Cape Town - In the week in which Afriforum and Solidarity’s “official complaint against racial quotas...” with World Rugby all-but equated efforts to transform the sport as racial discrimination, it was ironic that the book of one of its fiercest advocates, Thando Manana, was launched a day later.

Titled Being a Black Springbok, the Thando Manana Story, the book not only details a determined, colourful, charmed and consequently remarkable life Manana describes as having pulled himself up by the bootlaces, it also deals with two important things.

The first is that in a sporting code littered with the broken dreams of black and would-be black Springboks, it almost acts as that exit interview SA Rugby never got around to doing with them to find out why it has been so difficult for black players to be regulars in the Bok team.

The second thing the book –written by Kickoff editor and former Times Media sports writer Sibusiso Mjikeliso – deals with is also at the heart of why black players have traditionally struggled in the green and gold.

It is Manana’s refusal to be initiated as a Springbok in Buenos Aires in 2000, an incident which brought to sharp focus the fallacy of having players, senior or otherwise, regulate the culture of a South African team when they don’t understand the complexities of life outside their own race.

During his career Manana, 38, played three games for the Boks and his provincial career played itself out with his native Eastern Province, Griquas and the Bulls, yet he is only remembered for refusing to be initiated, something he blames for not playing more for the Boks.

To revisit it, Manana had already refused to be initiated – a ritual which includes being caned on the backside with a pool cue and drinking a vile alcoholic mix, which he said sometimes included sweat drained from players’ socks – at provincial level with both Eastern Province and Griquas on the grounds that as a Xhosa man he had already been initiated.

“The way I viewed it was that if you took part, you were making a pathetic and desperate attempt to subscribe to Afrikaner norms – the same people who view rugby as an exclusively ‘Afrikaner sport’. What I was witnessing went against everything I held true as a man.

“I also believed that conforming to norms set by others, which made zero sense to me, was not something I was prepared to accommodate. Joining a Kontiki was not going to guarantee my place in the squad next week.”

The irony is that Manana’s stance had indirect support from two (English-speaking) Bok coaches, Nick Mallett and Jake White.

Mallett had outlawed the practice on the grounds of it being “barbaric”, while White wrote in his book – In Black and White – “it raised an interesting dynamic in the Bok camp because it wasn’t an issue anybody had ever considered or had had to contend with”.

Be that as it may, it would be wrong of this article to again reduce Manana’s life to one uncompromising night in a Buenos Aires hotel.

Born in New Brighton Township in Port Elizabeth as an only child to parents who split up when he was young, Manana, apart from craving significance, seems to have spent a fair bit of his formative years looking for father figures to supplement the strong women in his life, his mother Khathie and grandmother Ntombizodwa, and the brothers he never had.

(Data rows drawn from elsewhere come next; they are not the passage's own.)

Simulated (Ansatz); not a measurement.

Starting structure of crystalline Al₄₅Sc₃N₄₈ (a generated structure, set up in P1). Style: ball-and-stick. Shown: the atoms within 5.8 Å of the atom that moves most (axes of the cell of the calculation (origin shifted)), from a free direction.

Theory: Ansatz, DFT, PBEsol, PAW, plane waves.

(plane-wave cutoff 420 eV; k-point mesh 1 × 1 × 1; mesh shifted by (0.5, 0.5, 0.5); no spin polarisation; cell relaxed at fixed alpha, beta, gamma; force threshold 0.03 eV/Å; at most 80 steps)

He struck gold in the former in that throughout his upbringing, which straddled New Brighton and the so-called coloured area Gelvandale, where he went to school and formed lifelong friendships with other sportsmen like former SA sprinter Lee-Roy Newton and Proteas batsman Ashwell Prince he found men who gave him that.

Said men included current Bok coach Allister Coetzee, who was his PT and Afrikaans teacher in primary school and wrote the foreword to the book, Melvin Li Choo, the father of his best mate at school, Yenlee, his drama teacher Michael Barry and his first rugby coach Randall Martin, who introduced him to the sport at the ripe old age of 16 and saw him become a Bok just six years later.

The relationship with the Li Choos tells you everything about what the so-called New South Africa could be in that as Chinese immigrants they basically took in Manana in his teens and treated him as one of their own, no questions asked.

Where he wasn’t so lucky was his friendship with an older African Bombers teammate, Lungile “Sticks” Orie, who happened to be a known drug lord and sought to capitalise on Manana’s gullibility and vulnerability.

Orie very nearly got Manana arrested when he was already a Springbok by asking him to go pick up a package for him and, when he and another runner were stopped, it turned out they were transporting a stash of mandrax.

There are interesting discoveries in the book, like the fact that in choosing rugby Manana had to leave drama, which he was considered to be a natural at. That said, it would make sense for anyone who has heard him on Room Dividers on Metro FM that he’s always had a dramatic bent to him.

Some of the anecdotes are as bolshy as they are funny.

Manana, who was always too big and tall for his age, when he got it into his head that he would be the world’s tallest wicketkeeper he paid former Proteas wicketkeeper Dave Richardson’s house, told him what a big fan he was and left with Richardson’s gloves.

In writing the book, Mjikeliso has successfully captured Manana typically forthright, if not forceful, manner of speaking and managed to infuse it with the three languages his subject is so comfortable in, Xhosa, English and Afrikaans.

You can just about see Manana warm to his task, and about the only thing missing was the table-thumping and Manana calling everyone “Pa” as he is wont to do.